By Christopher Knaus
Guardian
February 06, 2017

https://www.theguardian.com/australia-news/2017/feb/07/catholic-church-doesnt-understand-toll-of-child-sexual-abuse-says-us-priest

Experts have been called this week to give insights into the Catholic church and the causes of the crisis to the royal commission into institutional response to child sexual abuse.
Photo by Joe Castro

[with video]

One of the first American priests to have broken ranks on child abuse said the Catholic church still fails to comprehend the depth of spiritual damage done to victims.

Father Thomas Doyle, then a canonical lawyer at the Vatican’s Washington embassy, was tasked with investigating child abuse cases in the US in the mid-1980s, preparing a 40-page report for the nuncio, or papal ambassador, which he said was handed to the pope.

Doyle’s warnings about the abuse went unheeded and he said he was pushed out of his position with the embassy in 1986.

He has spent the time since helping survivors, speaking to thousands of individuals abused by Catholic clergy.

Doyle, giving evidence to the child abuse royal commission in Sydney on Tuesday, spoke of a life-changing moment in his early years of examining abuse claims, when he met a 10-year-old survivor face to face.

“When I looked into his face, I still see it, it was empty,” Doyle said. “And that moment changed my life. The parents were simple, good, decent people who could not comprehend why they were being treated the way they were by the church.

“They couldn’t understand why this man had been shifted from one place to another, to another. I had no answers.”

Doyle is one of many experts called this week to give insights into the church and the causes of the crisis to Australia’s royal commission into institutional response to child sexual abuse.

The royal commission is in its final three weeks of examining the Catholic church and, on Monday, heard damning statistics showing that 7% of priests abused children between 1950 and 2010.

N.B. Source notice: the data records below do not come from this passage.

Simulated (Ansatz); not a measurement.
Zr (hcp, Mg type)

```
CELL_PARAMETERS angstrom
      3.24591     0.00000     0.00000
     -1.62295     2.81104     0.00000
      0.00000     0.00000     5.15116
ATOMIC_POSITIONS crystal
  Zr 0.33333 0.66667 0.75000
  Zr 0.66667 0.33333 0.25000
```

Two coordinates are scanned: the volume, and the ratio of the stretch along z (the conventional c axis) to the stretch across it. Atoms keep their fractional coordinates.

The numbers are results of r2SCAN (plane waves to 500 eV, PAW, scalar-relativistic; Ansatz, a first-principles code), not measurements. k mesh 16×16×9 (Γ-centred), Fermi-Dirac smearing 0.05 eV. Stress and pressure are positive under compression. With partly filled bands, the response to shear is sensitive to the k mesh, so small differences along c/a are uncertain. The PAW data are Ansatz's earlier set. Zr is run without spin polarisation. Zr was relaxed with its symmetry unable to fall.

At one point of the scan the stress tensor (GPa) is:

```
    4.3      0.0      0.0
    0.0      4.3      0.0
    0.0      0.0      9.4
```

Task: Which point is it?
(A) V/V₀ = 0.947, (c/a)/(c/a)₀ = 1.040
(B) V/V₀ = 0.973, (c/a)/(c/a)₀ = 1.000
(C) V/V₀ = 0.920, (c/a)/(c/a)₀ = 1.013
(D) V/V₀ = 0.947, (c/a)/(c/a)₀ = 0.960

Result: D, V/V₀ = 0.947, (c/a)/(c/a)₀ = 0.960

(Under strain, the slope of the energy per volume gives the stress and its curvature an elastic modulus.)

In one Catholic order, St John of God Brothers, 40% of clergy were alleged perpetrators, while one in five Marist and Christian brothers were the subject of allegations.

Doyle said the church’s approach to the issue still failed to comprehend the damage done to survivors and those around them.

“One of the massive holes in the Roman Catholic church’s approach to this issue, still today, is a failure to completely comprehend the depth of the spiritual damage that is done to the victims, to their families, especially their parents, to their friends and to the community itself,” Doyle said.

Doyle said the church did not want to understand just how profound the impact of abuse was on survivors.

“Because if we learnt how bad this really is, it’s not going to make us look good in the long run,” he said. “We’d rather look the other way.”

The institutional structure of the church, as the official entity for Catholics to achieve salvation, had become sacrosanct, Doyle said.

He said the protection of the “institutional church” had become “of all-encompassing importance” to the Catholic hierarchy.

Doyle said that had contributed to efforts to cover up crimes and silence victims.

“The protection of this entity is of all-encompassing importance and that means the bishops themselves must be protected at all costs, and must be protected from embarrassment, from being lowered in the esteem of the community,” Doyle said. “Because if these things happen, the church will be seriously tainted.”

Doyle also spoke of a US priest, who had been accused of abusing five daughters from the same family. Doyle said the priest was to be sent to Holland, because there was no extradition treaty in place. That was designed to allow him to avoid court, Doyle said.

The privileged status of priests in the community, he said, put them “on a pedestal” and in positions of power and trust. He said that could be used to control and scare victims. In the eyes of children, the priest represented god.

“Many victims that I have talked to are completely confused through all of this because they’re taught that anything sexual is a mortal sin,” he said.

The training of clergy, particularly in celibacy, prevented them from maturing emotionally, sexually and psychologically, he said.

He likened priests to a highly educated groups of 14-year-olds. The few priests who stood with survivors and victims were sidelined, silenced, or punished by the church, he said.

“Because they have gone public with an issue that the system would still prefer to keep unknown and buried in secrecy,” he said.

He praised the work of the commission, saying it would have a profound impact, including on the Vatican.

“What you are doing is unique in the world, it is historic, it is going to make a mammoth difference in the long run,” he said. “You’ve taken something on that is mind-boggling.”

The prime minister Malcolm Turnbull described the abuse uncovered in the royal commission as a “national shame” in parliament on Tuesday. He said it could never be allowed to happen again, in any context.

“This is not just a history lesson, this is not just a sad tale from times past, this is a reminder to all of us today, in every part of the nation, to protect the vulnerable in our care, the children in our care, in whatever context,” Turnbull said.

The royal commission continues on Tuesday.